Part of that money included $10 million for ethnic media. AsAmNews received two grants over two years of $100,000 which enabled us to establish ourselves as a non-profit and begin hiring a full-time staff.
Prior to his time in the legislature, he spent eight years as San Francisco’s County Assessor. There he audited the foreclosure of 400 homes in the city during the mortgage meltdown, finding irregularities and legal violations in 80% of the cases.
The findings lead the state legislature to push for legal oversight of the mortgage industry.
Ting also served as executive director of the Asian Law Caucus, a civil rights organization founded in 1972 to provide legal services to the Asian American community.
Ryan Yamamoto, News Anchor CBS Bay Area
Ryan Yamamoto is currently the Noon and 5pm anchor at KPIX CBS News Bay Area — where as a reporter he also led the station’s coverage at the Democratic National Convention this past month in Chicago, and last year’s APEC conference in San Francisco.

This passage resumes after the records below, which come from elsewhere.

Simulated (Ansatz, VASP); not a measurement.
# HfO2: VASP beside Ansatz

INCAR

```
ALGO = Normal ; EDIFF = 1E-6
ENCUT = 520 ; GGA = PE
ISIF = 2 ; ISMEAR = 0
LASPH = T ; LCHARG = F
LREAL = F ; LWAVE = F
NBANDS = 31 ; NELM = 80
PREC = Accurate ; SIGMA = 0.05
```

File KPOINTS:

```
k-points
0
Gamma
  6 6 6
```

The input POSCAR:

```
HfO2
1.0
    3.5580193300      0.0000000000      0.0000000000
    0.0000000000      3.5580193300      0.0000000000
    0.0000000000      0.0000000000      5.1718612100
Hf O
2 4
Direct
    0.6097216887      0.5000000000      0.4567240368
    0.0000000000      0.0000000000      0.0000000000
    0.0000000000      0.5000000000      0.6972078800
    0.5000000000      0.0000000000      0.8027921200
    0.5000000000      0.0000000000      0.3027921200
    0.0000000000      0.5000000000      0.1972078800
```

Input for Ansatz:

He has served as a reporter and anchor for 30-years, covering major California stories from the Ted Kaczynski “Unabomber” trial, the Yosemite Murders and arrest of Cary Stayner, the Scott Peterson case, the recall of Governor Gray Davis, the election of Governor Arnold Schwarzenegger. and several California wildfires.
Ryan has also covered many issues impacting the AAPI community, from the power of the Asian American vote, to covering his father’s journey during the Japanese Incarceration, and producing a documentary on Tommy Kono – a Japanese American who learned how to lift weights at Tule Lake, and went on to become the most decorated weightlifter in American history.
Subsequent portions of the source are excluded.